# Opening Day in Kansas



## v-john (Jan 27, 2013)

It was opening weekend in Kansas last weekend. Pretty tough conditions as it was really windy and dry. 

We still managed to shoot some birds though and most importantly, got some young dogs onto some wild quail. 




















My old man...









This young dog's second ever find.


----------



## trevor1000 (Sep 20, 2013)

Do you have any pictures of the birds?
And on the hunting topic what gun do you shoot?
I will be looking for a new shotgun for next year but still not sure yet.
It might just be a 20 gauge O/U.


----------



## R E McCraith (Nov 24, 2011)

PIKE & I are jealous - the only bird in season here are American Woodcock - and still to early for the migrators - the good news - everything comes back in season Nov 27 - if not for trials ! PIKE would go nuts !!!!!!!!


----------



## v-john (Jan 27, 2013)

Trevor1000 said:


> Do you have any pictures of the birds?
> And on the hunting topic what gun do you shoot?
> I will be looking for a new shotgun for next year but still not sure yet.
> It might just be a 20 gauge O/U.


I actually don't. As a reward, for the dog, for standing the bird correctly and broke all the way through, I pull off the birds head and give it to the dog. She loves it, it's like crack to her. When she retrieved a bird, I gave her the head as a reward. The other dogs got the reward as well. 
So, we didn't think to take a picture of a bunch of headless birds. 
I also cleaned them right away and gave them to the landowner who allowed us to keep our horses at his place. 

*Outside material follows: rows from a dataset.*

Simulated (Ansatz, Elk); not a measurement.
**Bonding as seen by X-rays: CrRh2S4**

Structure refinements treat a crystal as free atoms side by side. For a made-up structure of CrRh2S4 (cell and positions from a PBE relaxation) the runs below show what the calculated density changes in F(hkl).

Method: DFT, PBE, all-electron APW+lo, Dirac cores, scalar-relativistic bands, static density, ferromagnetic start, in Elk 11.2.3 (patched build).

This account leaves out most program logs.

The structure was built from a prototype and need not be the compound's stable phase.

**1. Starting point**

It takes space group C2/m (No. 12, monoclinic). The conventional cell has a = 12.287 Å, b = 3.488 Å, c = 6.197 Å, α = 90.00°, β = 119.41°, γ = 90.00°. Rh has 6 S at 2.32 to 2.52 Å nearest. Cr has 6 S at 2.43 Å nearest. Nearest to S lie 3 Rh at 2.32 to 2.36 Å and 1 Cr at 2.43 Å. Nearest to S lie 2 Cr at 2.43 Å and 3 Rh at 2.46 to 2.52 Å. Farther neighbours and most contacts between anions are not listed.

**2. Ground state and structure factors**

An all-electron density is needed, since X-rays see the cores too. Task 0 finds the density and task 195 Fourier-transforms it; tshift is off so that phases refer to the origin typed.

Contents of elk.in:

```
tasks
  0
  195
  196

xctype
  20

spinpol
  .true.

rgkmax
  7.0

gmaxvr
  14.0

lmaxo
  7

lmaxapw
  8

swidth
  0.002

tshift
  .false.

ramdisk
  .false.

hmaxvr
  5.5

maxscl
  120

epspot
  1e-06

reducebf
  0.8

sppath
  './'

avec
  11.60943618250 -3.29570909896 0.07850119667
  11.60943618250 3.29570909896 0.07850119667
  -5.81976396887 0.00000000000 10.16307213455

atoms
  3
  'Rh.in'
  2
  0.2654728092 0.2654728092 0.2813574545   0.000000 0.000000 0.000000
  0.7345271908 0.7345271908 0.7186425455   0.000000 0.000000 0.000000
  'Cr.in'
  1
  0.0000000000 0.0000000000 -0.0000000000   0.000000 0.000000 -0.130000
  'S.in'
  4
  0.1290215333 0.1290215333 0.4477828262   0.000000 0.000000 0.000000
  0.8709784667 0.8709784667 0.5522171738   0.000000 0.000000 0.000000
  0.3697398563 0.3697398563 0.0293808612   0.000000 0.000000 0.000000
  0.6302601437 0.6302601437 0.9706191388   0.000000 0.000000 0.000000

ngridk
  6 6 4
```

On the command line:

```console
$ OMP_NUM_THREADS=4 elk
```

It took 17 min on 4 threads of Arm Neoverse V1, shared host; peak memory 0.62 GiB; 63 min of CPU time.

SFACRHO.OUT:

As an aside, I shot a Remington Sparta O/U 12 gauge. It's made in Russia and it's heavy as ****. It's like swinging a 2x4 and heavy carrying. But it's built like a tank, I'm comfortable with it, shoot well with it, and it goes "bang" when I pull the trigger. 
But I don't know that I would recommend it though. It's just so **** heavy.


----------



## R E McCraith (Nov 24, 2011)

V-J - next friday the KY quota hunt - sat a field trial then monday back 4 the KY bonus quota hunt - almost 1/2 the fun is getting the gear ready 2 go - picking the long guns - recleaning - picking the shells - making sure PIKE's skid best fits perfectly - and this is just 4 a DAY TRIP - LOL


----------



## trevor1000 (Sep 20, 2013)

V-John said:


> Trevor1000 said:
> 
> 
> > Do you have any pictures of the birds?
> ...


Ya that's a great setup.
And on hourse back too
I have shot a few Grouse this year for the boy and he was pretty good at giving them to me ( havn't done too much training on it yet)
I'm sure he would eat one if I let him.
He jumped in the back of the truck and ate all the feathers.

I have a .410 single shot that i really like but i'm going to need something for Turkey as well.
A friend of mine that was out with me has a 20 Gauge O/U with 2 different chokes, i was a fantastic gun and only about 7 lbs.


----------